Concert: Parkay Quarts

By Rhett Guenthner

Parkay Quarts took the stage at a sold-out DC9 on November 6 as “more of a Parquet Courts cover band,” frontman Andrew Savage described while the smell of fresh bread wafted through the air for some reason.

The difference between Parquet Courts and Parkay Quarts is essentially the lineup. Savage and guitarist Austin Brown are in both groups while the bassist and drummer positions get switched out for Parkay Quarts. The second Parkay Quarts release came out the week following the show, the darker, experimental LP Content Nausea. Featuring covers of The 13th Floor Elevators and Nancy Sinatra, the record is Savage and Brown’s second of the year, following spring’s Sunbathing Animal under the Parquet Courts name. It also shows them continuing further in the direction Animal started. Feedback is used more, as well as periods of repeated rhythms and wild, electronic distortion. Savage also leans even more towards his nearly monotone, Lou Reed-like vocals.
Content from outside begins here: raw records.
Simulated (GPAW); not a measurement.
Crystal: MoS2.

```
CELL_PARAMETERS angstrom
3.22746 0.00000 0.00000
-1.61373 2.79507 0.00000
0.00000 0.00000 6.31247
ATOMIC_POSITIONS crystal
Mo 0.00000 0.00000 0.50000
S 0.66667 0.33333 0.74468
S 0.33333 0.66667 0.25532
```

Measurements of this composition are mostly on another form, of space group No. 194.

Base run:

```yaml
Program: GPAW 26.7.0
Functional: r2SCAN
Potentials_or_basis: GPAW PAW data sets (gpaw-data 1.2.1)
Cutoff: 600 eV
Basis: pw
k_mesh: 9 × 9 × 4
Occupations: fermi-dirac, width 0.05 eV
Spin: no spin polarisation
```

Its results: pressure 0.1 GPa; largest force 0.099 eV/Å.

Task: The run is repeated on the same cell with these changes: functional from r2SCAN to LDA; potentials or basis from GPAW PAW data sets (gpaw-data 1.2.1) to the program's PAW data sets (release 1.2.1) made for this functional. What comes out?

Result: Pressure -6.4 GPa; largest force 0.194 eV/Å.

Despite having a whole new record’s worth of material to pull from, they chose to mostly play Sunbathing Animal and Light Up Gold tracks, keeping it light. They launched into a set full of fast, loud songs that had some on the verge of moshing through “Black and White,” “Vienna II,” and “Master of My Craft.” Despite having some gear problems that caused Savage to play a Squier and an ornately designed Telecaster he borrowed from local opener People’s Drug, the whole band was perfect at hitting all the abrupt stops in tracks like “Vienna II” and “Borrowed Time” that last just quite long enough for people to start cheering, only to be cut off by the band continuing.

Instead of saying the usual, “We love you, (insert city name here),” Savage told the crowd that Richmond and Baltimore had been saying some awful things about D.C., but he then reassured the crowd, “you’re not so bad.”

The band did get around to some slower stuff throughout the set. They covered 13th Floor Elevators’ “Slide Machine” and played “Dear Ramona,” which Brown chose to dedicate to “Obama for getting re-elected on Tuesday.” Near the end, they played “Uncast Shadow of a Southern Myth,” the closing track to Content Nausea, which shows the band in a whole new light. The six-and-a-half-minute track sprawls with a dark, strumming guitar as Savage calmly tells a cryptic story that sounds like a composed retelling of a tense, moody western. Likely as a result of gear problems, Brown was without a slide, so he used an extra pedal for his lead guitar parts. He soon finished his beer and rubbed a sticker off so he could have something a bit less unwieldy for his meticulous plucking. The song builds into a clash of Savage’s vocals and the rest of the band as he repeatedly screams, “It was the uncast shadow/ Of a southern myth.”

Following “Southern Myth,” they chugged out the even-longer “Instant Disassembly” before finishing the show with “Light Up Gold” and “Sunbathing Animal.” No encore. Some people started to cheer to try and get them back quickly, but soon most of the crowd just stood there in the dark waiting to see if the band would come back, but content enough with the set filled with many of their best songs, that it would be perfectly fine to end the show.